Ministers have ruled to keep the age of a vehicle at its first MOT test to three years after a raft of safety concerns at extending the mandatory test to four years.

Last year the Department for Transport opened up a consultation period to debate the possibility of extending the time that new cars have to wait before having a MOT test to four years.

The proposals would have increased the wait time for all new vehicles to have a test by a year, the only exception being light commercial vehicles that would have remained at the current length.

However, the vast majority of those responding to the proposals were against the plans on safety grounds. The main argument was that the cost saving for motorists was outweighed by the risk posed to other road users because of those driving possibly non-roadworthy vehicles.

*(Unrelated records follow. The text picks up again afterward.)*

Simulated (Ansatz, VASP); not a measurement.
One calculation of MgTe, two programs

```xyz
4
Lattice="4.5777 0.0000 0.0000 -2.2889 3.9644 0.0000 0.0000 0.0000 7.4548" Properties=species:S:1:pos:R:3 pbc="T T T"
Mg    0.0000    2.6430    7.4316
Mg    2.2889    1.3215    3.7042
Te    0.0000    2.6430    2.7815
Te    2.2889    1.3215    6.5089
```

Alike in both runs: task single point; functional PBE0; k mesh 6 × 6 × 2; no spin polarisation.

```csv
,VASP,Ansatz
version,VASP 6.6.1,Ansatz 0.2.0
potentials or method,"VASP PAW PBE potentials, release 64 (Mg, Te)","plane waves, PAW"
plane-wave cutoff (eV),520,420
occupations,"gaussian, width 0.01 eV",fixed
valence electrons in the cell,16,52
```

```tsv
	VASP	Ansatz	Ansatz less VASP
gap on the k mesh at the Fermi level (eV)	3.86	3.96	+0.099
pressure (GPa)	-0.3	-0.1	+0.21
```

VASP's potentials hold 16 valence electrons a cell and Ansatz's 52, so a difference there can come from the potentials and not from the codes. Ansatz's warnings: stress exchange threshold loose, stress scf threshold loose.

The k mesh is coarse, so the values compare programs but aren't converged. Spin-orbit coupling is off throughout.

Roads minister Jesse Norman said: “Although modern cars are better built and safer than when the MOT test was last changed 50 years ago, there has been a clear public concern that any further changes don’t put people’s lives at risk.

“We are looking at further research to ensure the MOT test evolves with the demands of modern motoring.”

The current rules say that all vehicles must be roadworthy at all times if they are in use. Once they reach three-years-old, every vehicle is required by law to pass a MOT test annually to remain legal.

Recent figures show that in 2016, 85 per cent of vehicles passed their first MOT test, with the most common reasons for failing including lighting, tyres and braking faults.